UpTo Launches A Calendar App For The FOMO Generation

App developer UpTo is launching a free calendar app on iOS to give users a way to see what’s going on around their lives, not just in them.

The calendar is a small pivot for UpTo, which initially began as an app to integrate social events into existing calendar applications. Now the company has decided that rather than just develop a feature for calendaring, it’s going after the calendar market itself.

“When we originally started we focused less on the calendar… we were focused on the future tense and what’s coming up,” said UpTo chief executive Greg Schwartz. “Initially we were focused on all of this information. We want to give you not just your meetings and appointments, but everything else.”

The team at the Detroit-based company came up with the idea of visualizing the calendar as layers of different events. “We have 10,000 calendars we link to, and you can pinch and expand your calendar and reveal another layer of content based on your interest.”

UpTo works on both Android and iOS, but the company decided to launch on the Apple platform first, because that product is more mature, according to Schwartz.

In all, it took Schwartz six months for UpTo to complete its pivot from a customized events focused application to  the current iteration of the calendar app, Schwartz said.

There are several new calendar apps already on the market, with Tempo, Sunrise, and Fantastical all vying for the top spot, but what makes UpTo different is its visualization tool for events that aren’t living on its users’ calendars.

“They’re not actively trying to provide you with all of the other content,” Schwartz said.  “This is the calendar to care of fear of missing out and plan accordingly.”

Users enter their own calendar information, but also have the ability to follow calendars based on their location, likes and interests. The company already has a “content network” of calendars that they’re linked to — including sports schedules, music and movie listings, and local concerts.

If there’s an event that’s coming up that a user wants to add to their own calendar, a swipe moves the event from the back layer calendar to the personal one. The calendar also syncs with social media and Google and iCloud calendars while allowing provisioning so people can share events with family, friends and co-workers event-by-event.

“Really [the app] came about because at the conceptual stage I was finding out about things after the fact,” Schwartz said. “It was frustrating to me to have that looking in the rearview mirror concept. The timeline has to go forward in time so we backed into something that was like a calendar.”

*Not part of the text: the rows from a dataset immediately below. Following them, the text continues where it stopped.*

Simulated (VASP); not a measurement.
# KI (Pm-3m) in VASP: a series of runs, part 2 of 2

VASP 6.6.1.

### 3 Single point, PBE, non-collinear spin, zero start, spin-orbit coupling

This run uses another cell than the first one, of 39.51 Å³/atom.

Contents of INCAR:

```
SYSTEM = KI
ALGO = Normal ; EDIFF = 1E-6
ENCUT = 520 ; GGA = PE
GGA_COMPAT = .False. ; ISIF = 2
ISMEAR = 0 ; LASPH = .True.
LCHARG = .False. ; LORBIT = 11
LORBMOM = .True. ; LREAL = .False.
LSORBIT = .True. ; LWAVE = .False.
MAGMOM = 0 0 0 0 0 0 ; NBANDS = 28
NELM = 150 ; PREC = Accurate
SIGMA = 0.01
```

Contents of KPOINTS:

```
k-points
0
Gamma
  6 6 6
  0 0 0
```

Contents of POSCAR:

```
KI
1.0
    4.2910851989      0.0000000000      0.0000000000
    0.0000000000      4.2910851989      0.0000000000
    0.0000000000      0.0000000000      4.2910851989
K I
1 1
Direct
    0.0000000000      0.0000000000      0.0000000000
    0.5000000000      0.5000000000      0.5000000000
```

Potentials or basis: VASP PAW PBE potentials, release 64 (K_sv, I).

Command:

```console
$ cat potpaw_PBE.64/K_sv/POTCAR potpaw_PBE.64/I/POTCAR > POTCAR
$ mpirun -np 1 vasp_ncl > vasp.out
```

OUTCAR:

The current environment also presented the right time for UpTo to launch the app, he said. “We’re in the middle of this wave where we’re seeing native applications get disrupted,” according to Schwartz. “And we absolutely think this could be a massive business.”

UpTo has raised over $3 million from three midwestern venture investors — Detroit Venture Partners, Ludlow Ventures and Venture Investors. Although the company’s calendar app is free, UpTo expects to generate revenue from local businesses by integrating transactions into the calendar platform and providing affiliate content in underlying calendars.